The interior of Sées' 13th-century Cathedral of Notre Dame during a "spectacle son et lumière." "Les Musilumières" take place Saturdays at 10:30 p.m. in July and August.

Julien Loko is a French musician and songwriter with several awards and albums to his credit. He has acted in films and musical comedy. The Irish Pub Band is his latest inspiration, complete with waistcoat and sleeve garters. Here, he draws on a well-rooted French admiration for the Irish, perhaps a vestige of old loyalties from the days of the Battle of the Boyne, when Louis XIV half-heartedly financed the reconquest of Great Britain on behalf of his cousin, the deposed James II.

The playlist was Irish trad with a soupçon of 80s punk.

“That’s unlike any version of Molly Malone I have ever heard,” remarked my husband dryly.

Ah, but to hear the fiddle and the penny whistle of his native isle on the cobbled streets of Sées! The merry accompaniment of the accordion! Is the violinist’s muscular bow arm tattooed with writhing snakes? On s’en fiche!

To hear live music again was a moving experience. And to stroll outside in the long twilight of the longest day of the year, to stop at a bar for a sirop and une bière…to listen to the sound of voices talking and laughing in the gathering darkness…quel délice!

This is the way the Fete de la Musique was intended to roll, we thought to ourselves, as we ambled along the narrow main street that leads to the double-spired cathedral of Sées. Lit up for the evening, its twin lanterns glowed for miles around the countryside.

The Fête de la Musique was inaugurated on June 21, 1982. It was to be the midsummer’s eve of the amateur musician…of all those who love and should learn to love music, in the mind of its founder, Maurice Fleuret, then head of Music and Dance in the Ministère de la Culture.

Music was to be the bridge between the individual and the collective, the link between the citizen and the nation, the very incarnation of the new Socialist vision for France. François Mitterrand had been elected a year earlier, sweeping away post-war conservatism with promises of freedom, prosperity, higher wages and longer vacations for all. The first edition of la Fête de la Musique was about singing and dancing in the streets…creativity unbounded by the conservatoire and the concert hall…the cultural expression of a democracy in motion.

Postage stamp celebrates 1998's Fête de la Musique

“All I can say is, dieu merci Madame Bachelot forbade that sort of thing tonight. It’s supposed to be “faites de la musique” -- make music -- not destroy it,” commented my companion, showing an alarming lack of solidarity with the usual ebullient celebration of the summer solstice in France.

Madame Bachelot is the current minister of Culture. This year, the typical rave-parties and street dancing were discouraged – sometimes by the brusque intervention of les forces de l’ordre. Formal concerts were limited to less than 500 masked spectators “assis et responsibles.” As we noted, most cities chose to cancel. Complaints abounded. But so did sighs of relief.
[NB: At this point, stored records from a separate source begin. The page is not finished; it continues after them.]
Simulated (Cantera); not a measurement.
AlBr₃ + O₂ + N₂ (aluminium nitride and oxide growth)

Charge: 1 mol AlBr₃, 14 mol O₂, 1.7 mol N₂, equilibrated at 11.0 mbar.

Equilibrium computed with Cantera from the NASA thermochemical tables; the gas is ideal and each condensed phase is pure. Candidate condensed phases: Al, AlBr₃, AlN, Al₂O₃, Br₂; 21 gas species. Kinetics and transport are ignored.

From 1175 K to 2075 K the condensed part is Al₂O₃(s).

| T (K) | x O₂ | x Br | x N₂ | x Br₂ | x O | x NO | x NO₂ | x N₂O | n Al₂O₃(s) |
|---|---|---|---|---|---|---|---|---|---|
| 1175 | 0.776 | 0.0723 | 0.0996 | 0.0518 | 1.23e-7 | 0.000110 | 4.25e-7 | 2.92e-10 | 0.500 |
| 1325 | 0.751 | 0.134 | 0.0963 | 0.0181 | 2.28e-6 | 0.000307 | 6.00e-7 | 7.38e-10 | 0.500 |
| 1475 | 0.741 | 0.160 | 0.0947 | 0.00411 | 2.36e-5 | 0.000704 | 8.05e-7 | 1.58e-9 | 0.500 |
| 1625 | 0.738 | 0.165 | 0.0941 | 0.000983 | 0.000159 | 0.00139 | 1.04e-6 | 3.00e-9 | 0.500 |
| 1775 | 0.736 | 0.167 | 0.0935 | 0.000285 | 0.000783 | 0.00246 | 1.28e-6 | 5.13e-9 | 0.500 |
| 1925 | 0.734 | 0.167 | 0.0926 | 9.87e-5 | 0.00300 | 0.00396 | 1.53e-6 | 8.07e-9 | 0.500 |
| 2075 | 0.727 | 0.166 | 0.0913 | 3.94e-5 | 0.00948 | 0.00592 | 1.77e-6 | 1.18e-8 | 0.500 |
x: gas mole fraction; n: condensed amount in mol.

“If I had to listen to another bath-tub tenor covering that Moldavian pop song tonight, I’d be in a very bad mood,” my husband added cheerfully.

“I think Dad means Dragostea Din Tei,” said Henry, helpfully interpreting. “It was big in 2004.”

Ah yes! I thought back to a warm evening in early summer many years ago, when the school fête at our boys’ school in Paris was just winding down. From classroom windows came the happy shout, “ma ya hee, ma ya hi, he-ello!” The older boys were celebrating the beginning of les grandes vacances.

Music is the natural emanation of the human spirit, says Henry, whom the pandémie serendipitously locked down with a piano and a tender-hearted friend. Fleuret would have approved. But if he was an advocate of singing in the streets, he was no fan of “la dégringolade musicale” – musical chaos. He brought to his task at the Ministry of Culture his perspective as an eminent music critic as well as a composer for movies and the theatre.

Maurice Fleuret in 1982 at the first Fête de la Musique

We listened to Fleuret's 1982 interview and introduction to the Fête de la Musique, which France Musique replayed this Monday. Fleuret belonged to the post-war generation of left-leaning intellectuels engagés, for whom “the struggle” was not so much between the boss and the worker, but to gather the masses of France’s new consumer society into the folds of the cultural and intellectual elite. Diplômé at the prestigious Ecole normale supérieure before studying music in Paris, Fleuret never lost his vocation for teaching. And he was a joyful impressario.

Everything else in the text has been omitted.